Anonymous Goose Blog
Published on

A Million Dollar Null

Ok, maybe not a million but could've cost a lot of money.

The Story

Once upon a time, I was tasked with getting some historic data for a key project. I was supposed to get the data from a PostgreSQL database and all the data pivoted around a table similar to the following:

create table operation (
    operationid bigserial primary key,
    creationdate date not null, -- Deprecated, we should only use the timestamp
    creationtimestamp timestamptz,
    amount bigint, -- The amount in minor units
    additionalthings jsonb,
    operationtypeid bigint references operation_type,
    -- ... more stuff here
)

The task was simple, I had to get all the operations that happened in the past six months, hidrate them with some other data sources and send a csv file so we can get paid. Simple enough, right?

The only things I had to keep in mind where those creationdate and creationtimestamp columns. I knew at some time we stopped paying attention to the creationdate and moved to using creationtimestamp so I should check if the period I'm interested in overlaps with the period when we were only using the creationdate field.

> select count(*) from operation 
where creationdate != creationtimestamp::date
  and creationtimestamp >= now() - interval'6 months'

 count 
-------
     0
(1 row)

Seems like I'm not affected so I can move on to hidrating the data and finishing my Friday early, right? Easy enough, right? RIGHT? That's exactly what I did without noticing that my sanity check was completely meaningless.

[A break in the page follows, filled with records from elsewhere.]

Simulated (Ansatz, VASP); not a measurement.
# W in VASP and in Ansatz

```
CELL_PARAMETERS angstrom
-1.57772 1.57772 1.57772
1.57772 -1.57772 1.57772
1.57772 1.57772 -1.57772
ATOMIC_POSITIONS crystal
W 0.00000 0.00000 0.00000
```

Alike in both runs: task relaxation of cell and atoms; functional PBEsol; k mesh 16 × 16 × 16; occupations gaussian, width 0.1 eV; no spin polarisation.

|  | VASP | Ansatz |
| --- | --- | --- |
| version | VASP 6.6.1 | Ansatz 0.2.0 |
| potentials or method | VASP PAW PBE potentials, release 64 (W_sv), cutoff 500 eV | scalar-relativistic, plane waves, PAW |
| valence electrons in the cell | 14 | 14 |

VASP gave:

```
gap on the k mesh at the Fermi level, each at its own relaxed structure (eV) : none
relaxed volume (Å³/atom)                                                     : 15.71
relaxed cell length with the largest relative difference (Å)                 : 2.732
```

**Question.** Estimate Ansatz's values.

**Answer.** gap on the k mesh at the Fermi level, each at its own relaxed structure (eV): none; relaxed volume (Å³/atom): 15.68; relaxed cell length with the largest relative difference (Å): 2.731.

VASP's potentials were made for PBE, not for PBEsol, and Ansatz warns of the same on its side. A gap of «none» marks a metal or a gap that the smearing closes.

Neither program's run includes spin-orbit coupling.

See, the creationtimestamp columns was nullable because it had been introduced way after the creation of the table (enough time for making it infeasible to backfill), so the comparison I made between it and the creationdate makes no sense.
NULL compared with anything is always NULL, thus you cannot say that the columns are different or equal, you just cannot compare them in that way.

Had I done something like the following, I would've noticed that I was missing almost three months of data:

> select min(creationtimestamp) from operation;

          min           
------------------------
 2020-08-15 00:00:00+02
(1 row)

> select count(*) from operation
 where creationtimestamp is null
   and creationdate > now() - interval '6 months';

 count 
-------
  1800
(1 row)
... Shit.

Conclusion

This is just a watered down version of what actually happened, and of course I'm making the query examples on synthetic data but the essence of the mistake I made is still there. Fortunately a second sanity check someone else did before submitting the data was enough to catch it so I could fix it on time.